Across Britain, the typical price being asked for a home coming onto the market increased by 0.8% or £2,974 to reach £370,759.

September usually sees a month-on-month price jump, but this year’s increase of 0.8% is double the long-term average, Rightmove said.

The strong increase has been driven by a recovery in activity this summer when compared with the much more subdued market at this time in 2023, it was suggested.

Several factors are thought to be giving the autumn housing market a boost.

Mortgage rates have been edging downwards, property choice for buyers has grown, and earnings are now rising faster than both inflation and house price growth, the report said.

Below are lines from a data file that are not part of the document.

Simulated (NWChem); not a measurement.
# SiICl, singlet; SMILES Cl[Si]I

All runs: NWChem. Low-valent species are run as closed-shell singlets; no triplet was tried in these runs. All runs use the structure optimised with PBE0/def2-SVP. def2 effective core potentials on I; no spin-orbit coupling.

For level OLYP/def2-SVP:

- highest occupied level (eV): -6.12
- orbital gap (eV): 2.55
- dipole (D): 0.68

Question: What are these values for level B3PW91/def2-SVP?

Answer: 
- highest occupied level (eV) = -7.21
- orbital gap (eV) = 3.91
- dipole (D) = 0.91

There are still uncertainties ahead, including the timing of another Bank of England base rate cut following the recent 0.25 percentage point decrease, and the announcements to be made in the October Budget, Rightmove added.

Tim Bannister, Rightmove’s director of property science, said: “The autumn action has started early with a strong rebound in activity from both buyers and sellers compared to the subdued market at this time last year, continuing the momentum from the better-than-expected summer market.

“The certainty of a new Government followed by the first (Bank of England base rate) cut in four years invigorated the market, opening a window of opportunity for movers to act.

“Some of this will be pent-up demand from those who had to hit the pause button until now. However, windows of opportunity tend to need a momentum of good news to stay open, and there are still uncertainties ahead which could cause some of the current market activity to ease.”

Rightmove said the average property is still taking 60 days to find a buyer, which is three days longer than at this time last year, suggesting that buyers are taking their time to find the right home at the right price.

Mr Bannister added: “Homeowners who are thinking of coming to market soon shouldn’t let the increased activity make them over-optimistic and must price competitively to sell.

“With affordability still very stretched for many, choosy buyers are taking their time to browse the increased number of homes for sale and find the perfect home at the right price.”

Jason Dainty, co-founder of estate agent Hopkins & Dainty in Derbyshire, said: “We’re seeing more sellers coming to market, and overall we’re seeing some positive sentiment amongst both sellers and buyers.

“Well-priced and attractive properties are still selling quickly, even getting interest on the first day of marketing. However, the price has to be right – otherwise, they risk being ignored by prospective buyers.”

The report was released as a lettings index from Hamptons found that the gap between rents in the North and South of England has closed to its smallest level since its records started in 2013.

In August, the average new tenancy in the South of England cost £1,318 per month, 37% more than in the North of England where rents averaged £960 per month.

Much like house prices, the rental North-South divide has been closing for the last five years

Aneisha Beveridge, Hamptons

This gap has narrowed from 43% in August 2023 is down from a peak of 55% in November 2021, Hamptons said.

Aneisha Beveridge, head of research at Hamptons, said: “Much like house prices, the rental North-South divide has been closing for the last five years.

“The narrowing reflects the cyclical nature of the housing market with house prices in the North of England rising 31%, nearly double the southern rate.

“These figures have been mirrored in the rental market, with rents in the North of England quickly playing catch up.

“But it’s only been in the last year that the gap has really started to narrow beyond the point we’ve previously seen.

“This has been driven by the slowing of rental growth across southern England caused by greater affordability pressures.

“While tenants in the South have seen weaker growth in percentage terms, in cash terms, they’ve faced big rises. 

“A 10% increase in South of England rents would cost tenants an extra £1,581 a year, £428 more than for a tenant in the North.

“Despite the pace of rental growth slowing, it’s remained resolutely in positive territory, triggered by landlords’ higher costs.”